Kat Crippen is a historian, writer, living history reenactor, costumer, and professional fiber artist. She holds both a B.A. and M.A. in History from Monmouth University, where she also taught as an adjunct professor in History. Kat specializes in economic history as well as the history of clothing and the wool industry.
Kat’s love of the performing arts began when she first saw the movie, “Singin’ in the Rain,” at the age of 13. She subsequently studied film history and credits the designs of Walter Plunkett with inspiring her to focus on historical costuming. She has worked in a range of theatre venues, including community, college, dinner, and off-off-off Broadway, costuming approximately 100 shows including musicals like “The Music Man” and “My Fair Lady,” plays like “Death Takes a Holiday” and “A Man for All Seasons,” and even Shakespeare with “A Midsummer Night’s Dream” and “Taming of the Shrew.”
Occasionally appearing herself as an actress, Kat put her theatre training to a different use by combining her love of history with love of theatre. The result was the development of Cecily Tupholme, the Wool Merchant’s Daughter. Since every time period had a wool merchant, who’s to say the wool merchant did not have a daughter?

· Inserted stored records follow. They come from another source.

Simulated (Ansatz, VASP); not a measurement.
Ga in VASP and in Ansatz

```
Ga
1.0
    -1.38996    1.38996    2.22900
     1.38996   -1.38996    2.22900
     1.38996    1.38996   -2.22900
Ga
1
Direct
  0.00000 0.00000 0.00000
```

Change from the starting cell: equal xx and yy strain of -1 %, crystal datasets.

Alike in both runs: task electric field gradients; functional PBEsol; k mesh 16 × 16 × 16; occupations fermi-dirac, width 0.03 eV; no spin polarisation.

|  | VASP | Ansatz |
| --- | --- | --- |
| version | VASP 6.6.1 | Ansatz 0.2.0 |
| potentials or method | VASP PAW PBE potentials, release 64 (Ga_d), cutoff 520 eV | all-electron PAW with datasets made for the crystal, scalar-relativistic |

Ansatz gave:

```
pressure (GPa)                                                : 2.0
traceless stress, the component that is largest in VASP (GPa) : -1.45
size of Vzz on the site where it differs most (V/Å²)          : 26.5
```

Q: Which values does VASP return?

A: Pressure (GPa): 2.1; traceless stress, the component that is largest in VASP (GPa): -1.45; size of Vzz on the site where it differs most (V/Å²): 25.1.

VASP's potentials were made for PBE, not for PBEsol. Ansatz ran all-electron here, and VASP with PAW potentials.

The Wool Merchant’s Daughter was originally a weaver, but somewhere along the line came the bright idea to weave with handspun yarns. Who knew that the learning curve was so long or that you never can weave everything you spin? So, knitting was added to the repertoire to break up the log-jam of yarns.
Every year, Kat and her husband take to the road, appearing at living history museums and events throughout the mid-Atlantic, demonstrating handspinning and weaving and generally emoting to the crowds about sheep and wool. She sells handspun yarn, historical costuming, and modern clothing based on historical designs.